Great Expectations - the bitterly ironic title of Charles Dickens' 1860 novel about the evil adults do when they impose grown-up desires on unsuspecting children. Dickens knew by hard experience that a heart once broken is never mended; a past betrayed can never be redeemed. At the height of Victorian "greatness," those are the discomfiting truths he had to tell.
Director Alfonso Cuarón (A Little Princess) is not so much filming Dickens' novel as he is filming a reading of it (and also updating the story with a contemporary American setting). Dickens' boy-to-man dilettante becomes Finnegan Bell (Ethan Hawke), a dirt-poor kid from a Gulf Coast nowhere, whose artistic talents are both the making of his career and also the cause of his undoing &emdash; as manipulated by the two adult handlers in his life, played wonderfully by Anne Bancroft and Robert De Niro.
Love is what causes all of Finn's troubles, specifically his love for the upscale and elusive Estella (Gwyneth Paltrow). Dickens was deeply interested in the motives of his adult manipulators and also in the creation of a moral fable about the connectedness of all our actions. Cuarón's reading is less concerned with these darker elements of the story and more with arriving at a feel-good ending for the lovers. This is unfortunate, since he has all the materials at hand for something greater than he settles for.
In a stroke of genius, he has set Finn's self-defeating rise in the Manhattan art scene. Dickens showed how gentlemen are created out of thin air and an ample amount of cash; Cuarón makes Finn an art-world success the same way. And this is where the film really takes off. (Anybody who enjoyed Basquiat or I Shot Andy Warhol will find much to admire.) The investigation of cultural politics is knowing and deft, right down to Finn's paintings, done by Francesco Clemente.

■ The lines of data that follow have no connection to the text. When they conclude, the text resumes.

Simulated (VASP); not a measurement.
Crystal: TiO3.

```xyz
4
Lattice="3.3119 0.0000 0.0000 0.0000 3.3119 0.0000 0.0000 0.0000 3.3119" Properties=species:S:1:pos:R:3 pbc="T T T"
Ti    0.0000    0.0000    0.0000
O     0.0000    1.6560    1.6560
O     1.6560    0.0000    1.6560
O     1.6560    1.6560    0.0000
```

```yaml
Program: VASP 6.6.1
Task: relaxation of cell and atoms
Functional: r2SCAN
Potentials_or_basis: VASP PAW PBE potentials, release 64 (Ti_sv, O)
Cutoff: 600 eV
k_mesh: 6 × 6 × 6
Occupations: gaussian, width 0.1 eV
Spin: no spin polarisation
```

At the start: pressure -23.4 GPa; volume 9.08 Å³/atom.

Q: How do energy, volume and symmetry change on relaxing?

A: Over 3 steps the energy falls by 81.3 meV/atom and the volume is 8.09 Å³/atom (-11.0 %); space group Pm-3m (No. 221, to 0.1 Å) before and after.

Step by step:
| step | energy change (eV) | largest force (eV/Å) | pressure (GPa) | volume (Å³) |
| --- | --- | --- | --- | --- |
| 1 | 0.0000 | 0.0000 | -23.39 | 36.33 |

But the film never exceeds the sum of its parts, admittedly all good. Casting, directing, acting are fine, especially the sensually adept Paltrow and Hawke; ditto the script. Camera work, musical score and production design are equally admirable. But a whole lot more could have happened than does. Cuarón gets everybody off the hook; he abandons the darker implications of his reading on the expectation that greatness lies elsewhere. Too bad.